In Página/12 of Buenos Aires Kirchnerista intellectual Ricardo Forster took his turn at plumbing the meaning of Kirchnerismo. When it emerged it was an “audacious challenge to the global hegemony” of neoliberalism. What Néstor Kirchner brought to the scene in 2003 from “windswept” Patagonia was a “shock” to the political system. He offered an “unexpected break in a story that seemed destined to eternal reproduction of our endless barbarism,” a “rupture” with the triumphal end of history crowd. “With passions that seemed to come from another time” his movement made it “impossible to escape the agitation and vigorous questioning” that was directed at society and politics, making the “the case for equality.” He “came to the rescue of lost traditions and experiences” that had been set aside by powerful interests, to the surprise of an “incredulous” society. Kirchnerismo “made it impossible to claim neutrality or academic distance” or “the supposed interpretive objectivity of journalistic independence.” It “continues to define the horizon of our conflicts and possibilities,” and this is what allowed Cristina Fernandez de Kirchner to continue his work.

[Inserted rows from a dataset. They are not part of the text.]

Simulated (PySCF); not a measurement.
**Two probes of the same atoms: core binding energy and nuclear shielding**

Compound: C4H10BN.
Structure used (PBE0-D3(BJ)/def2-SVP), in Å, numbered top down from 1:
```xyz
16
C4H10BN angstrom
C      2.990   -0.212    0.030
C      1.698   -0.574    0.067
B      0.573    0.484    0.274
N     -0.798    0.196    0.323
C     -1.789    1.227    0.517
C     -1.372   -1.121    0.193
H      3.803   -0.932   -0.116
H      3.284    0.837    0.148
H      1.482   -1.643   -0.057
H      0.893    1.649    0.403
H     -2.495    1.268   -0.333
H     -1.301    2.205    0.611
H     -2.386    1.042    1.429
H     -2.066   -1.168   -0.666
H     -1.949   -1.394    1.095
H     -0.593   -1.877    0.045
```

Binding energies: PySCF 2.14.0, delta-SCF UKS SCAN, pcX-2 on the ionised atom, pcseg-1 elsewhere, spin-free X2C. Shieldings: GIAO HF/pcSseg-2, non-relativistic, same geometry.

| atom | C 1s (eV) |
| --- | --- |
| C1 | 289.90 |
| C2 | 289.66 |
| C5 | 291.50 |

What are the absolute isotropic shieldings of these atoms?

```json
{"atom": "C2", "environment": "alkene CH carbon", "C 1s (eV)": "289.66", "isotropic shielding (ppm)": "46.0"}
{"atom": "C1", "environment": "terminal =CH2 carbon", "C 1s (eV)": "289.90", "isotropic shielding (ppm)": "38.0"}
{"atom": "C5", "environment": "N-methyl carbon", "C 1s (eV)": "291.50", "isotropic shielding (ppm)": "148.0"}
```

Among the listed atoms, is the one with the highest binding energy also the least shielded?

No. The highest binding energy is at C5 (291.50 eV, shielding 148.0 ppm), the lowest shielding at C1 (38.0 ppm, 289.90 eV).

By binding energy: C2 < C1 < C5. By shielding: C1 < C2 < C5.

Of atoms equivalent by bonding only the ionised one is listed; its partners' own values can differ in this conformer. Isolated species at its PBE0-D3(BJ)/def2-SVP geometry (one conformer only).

So as Argentines “approach a complex political crossroads, this mighty and transgressive experience” is under the old attack, to reduce it to a form from a “bygone” era, to return “Peronismo to being a conservative force” that “the establishment can spin” and make serve the status quo, as in the 1990s. The forces of the old establishment want to regain control of the conversation and take back their role as the ones who offer the only definitive and acceptable interpretation. Yet Kirchner “brought back debates that had remained absent or had been emptied of content.” Argentines “were able to rediscover the social question invisible in the nineties,” and recover the “missing or lost” elements of the social puzzle, “collected in books and stored in the farthest shelves of our libraries.” Argentines once again “talked of equality, distribution of wealth, the role of the state, of a united Latin America, of social justice, of capitalism, of emancipation, and people abandoning euphemisms and phrases formatted by the ideologues of the market.” Kirchnerismo “enabled us to dream again about a country that we had lost in the desert of an era by the proclamations of the end of history and the death of ideologies and even policy.” It shook “the inertia of repetition” that “inevitability sealed the speech of the dominators.” It called to “the invisible, the marginalized, the downtrodden…the poor and excluded indigenous peoples…the night dwellers and suburban youth and those who felt the awakening of political passion…and the sexual minorities.” Kirchner is a “name that cannot and should not be caught in the web of realpolitik or be appropriated by those who only seek to devalue it” and bring a return of the old Peronismo. For the Kirchneristas “there can be no retreat.”